So, here we are in the onset of the Advent season when the atmosphere is laden with desires and dreams, as well as the annual angst over what to purchase and how to pay for it. Salvation Army bell ringers eagerly try to dispel the dismay and bring us to a deeper level of concern. They attempt to call us to a different kind of giving, one that is not glittering with superficiality but replete with a longing for the deepened living that cannot be purchased. It can only be received when we hunger and thirst for shared life.
In his email, H. D. noted an article bearing a commentary on Susan Cain’s book “Bittersweet: How Sorrow and Longing Make Us Whole.” This may well be viewed, at first, as a real “downer.” It may even dampen our Advent hopefulness as we await the incarnation that Christmas memorializes; however, it is also a reality. Cain terms it “the problem of being alive in a deeply flawed yet stubbornly beautiful world.”
She avows her belief that “longing is momentum in disguise: It’s active, not passive; touched with the creative, the tender, and the divine. We long for something, or someone. We reach for it, move toward it. The word longing derives from the Old English “lanigan,” meaning “to grow long,” and the German “langen”…to reach, to extend. The word yearning is linguistically associated with hunger and thirst, but also desire. In Hebrew, it comes from the same root as the word for passion.”
I sense its presence as a holy longing for deepened living. I see it as Advent living, a time for yearning and waiting; hoping and dreaming; seeking and finding. It’s uniquely a preparation time for new birth. And, as Cain suggests, it is replete with the bittersweet. An “enchanted loom of longing on which we weave the tapestry of meaning,” it “exists in the liminal space between the spiritual, the physiological, and the psychological.”
That’s a mouthful to swallow when we are encased in artificiality and superficiality. It’s a challenge to replace store-bought gifts with spiritual graces. It’s not easy to live with Advent longing, but it is certainly worthwhile. It is worth our time and energy, our sight and insight, our caring and compassion. It is truly a sacred waiting time, not for something to happen but to enter the “happening.”
Susan Cain calls it “the bittersweet,” “a tendency to states of longing, poignancy, and sorrow; an acute awareness of passing time; and a curiously piercing joy at the beauty of the world.”

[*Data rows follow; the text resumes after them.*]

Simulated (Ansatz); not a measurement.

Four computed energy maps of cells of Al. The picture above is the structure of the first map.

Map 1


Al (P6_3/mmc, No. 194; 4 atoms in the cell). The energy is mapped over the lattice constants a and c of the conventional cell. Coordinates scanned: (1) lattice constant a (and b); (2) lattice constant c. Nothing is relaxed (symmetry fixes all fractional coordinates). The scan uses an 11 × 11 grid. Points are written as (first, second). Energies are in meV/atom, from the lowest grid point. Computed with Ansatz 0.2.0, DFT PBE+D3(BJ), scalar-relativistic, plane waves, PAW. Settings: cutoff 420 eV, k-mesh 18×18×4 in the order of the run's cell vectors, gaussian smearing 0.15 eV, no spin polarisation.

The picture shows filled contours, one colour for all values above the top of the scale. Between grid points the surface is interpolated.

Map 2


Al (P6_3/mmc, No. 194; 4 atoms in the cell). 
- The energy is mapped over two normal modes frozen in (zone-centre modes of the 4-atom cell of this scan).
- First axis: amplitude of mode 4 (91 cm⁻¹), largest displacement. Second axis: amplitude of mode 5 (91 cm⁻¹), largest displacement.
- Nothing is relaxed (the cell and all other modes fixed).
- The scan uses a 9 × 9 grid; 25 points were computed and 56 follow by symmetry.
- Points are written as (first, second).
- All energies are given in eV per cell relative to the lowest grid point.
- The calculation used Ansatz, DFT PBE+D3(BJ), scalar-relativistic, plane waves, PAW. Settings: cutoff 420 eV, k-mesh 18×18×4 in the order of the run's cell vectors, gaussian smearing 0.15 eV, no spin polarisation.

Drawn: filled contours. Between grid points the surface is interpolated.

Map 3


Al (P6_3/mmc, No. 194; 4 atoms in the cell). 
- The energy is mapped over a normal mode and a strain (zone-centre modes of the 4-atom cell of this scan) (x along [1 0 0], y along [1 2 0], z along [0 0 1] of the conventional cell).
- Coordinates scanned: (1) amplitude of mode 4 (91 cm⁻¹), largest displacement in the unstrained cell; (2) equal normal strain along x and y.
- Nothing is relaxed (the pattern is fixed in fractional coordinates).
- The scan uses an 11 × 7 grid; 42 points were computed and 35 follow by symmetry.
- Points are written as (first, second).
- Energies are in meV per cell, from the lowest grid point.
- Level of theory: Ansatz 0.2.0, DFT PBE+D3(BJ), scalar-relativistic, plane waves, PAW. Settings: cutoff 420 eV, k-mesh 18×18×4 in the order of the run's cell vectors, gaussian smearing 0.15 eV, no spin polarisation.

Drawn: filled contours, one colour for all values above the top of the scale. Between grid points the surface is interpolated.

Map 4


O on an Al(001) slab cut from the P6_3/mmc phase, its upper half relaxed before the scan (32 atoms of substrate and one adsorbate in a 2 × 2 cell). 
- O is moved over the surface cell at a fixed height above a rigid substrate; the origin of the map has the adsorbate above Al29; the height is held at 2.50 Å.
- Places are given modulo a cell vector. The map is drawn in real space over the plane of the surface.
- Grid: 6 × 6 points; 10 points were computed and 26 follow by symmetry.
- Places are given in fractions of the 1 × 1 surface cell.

Yes, it is bittersweet. Birthing bears both joy and pain, eagerness and anxiety, believing and fearing. Waiting commands patience, perseverance, and powerlessness. It also offers the grounds for hope. To wait is to give ourselves a unique gift. Walt Whitman describes it as “the gift of feeling deeply all of life’s hues and so touching its beauty more deeply.”
Advent, then, is more than a countdown to Christmas. It is more than a preparation for Hanukkah, Yule or any other December holiday. Advent is a time when waiting and longing conjoin as necessary preparations for new birth. It is a pregnant time replete with change and growth; promise and possibility; joy and concern; wonder and wishing; knowing and not knowing.
Advent allows us to give ourselves time to stop our frenetic activity. It empowers us to dare entry into the liminal space of faithful waiting. It offers us the space we need to breathe more deeply and see more clearly what is real and true and necessary.
Advent is bittersweet time. Like dark chocolate, it melts slowly and deliberately on the tongue and lingers long after the last morsel had been swallowed. The memory remains to impel another taste, another try, another absorption of life in all its vagaries.
Christmas will come. Birthing of new life will happen. Yet, it will never arrive unaccompanied. There will always be a waiting time, a preparation time, a care-filled preparation time.
If we deny ourselves the opportunity to experience Advent longing, we will not recognize the gift of Christmas. If we skip the preparation, we will not be ready for the reality. If we ignore the bittersweetness of joy mixed with sorrow; life tinged with death, we will remain unaware of the powerful presence of the conjoined reality of life lived in the land of both.
Advent offers us that time. Advent is a month of memories filled with remembrances of good and bad, death and life, joy and sorrow, pain and pleasure. Advent memories linger to deepen our life and strengthen our living. Advent is our annual pilgrimage into the reality that we really do co-exist with and in “the problem of being alive in a deeply flawed yet stubbornly beautiful world.”
Advent is the way into Christmas living. It reminds us that we are both bearers of life and its midwives. We bring life where lifelessness looms large and we defy death with the power of our gift.
So, we end where we began. We can choose “the bittersweet tendency to states of longing, poignancy, and sorrow; an acute awareness of passing time; and a curiously piercing joy at the beauty of the world.” Or, we can opt to live less deeply.
A caveat remains: “Buyer beware of the choice and what it may bring.”
Fran Salone-Pelletier has a master’s degree in theology and is the author of “Awakening to God: The Sunday Readings in Our Lives” (a trilogy of Scriptural meditations), religious educator, retreat leader, lecturer and grandmother of four. She can be reached at hope5@atmc.net.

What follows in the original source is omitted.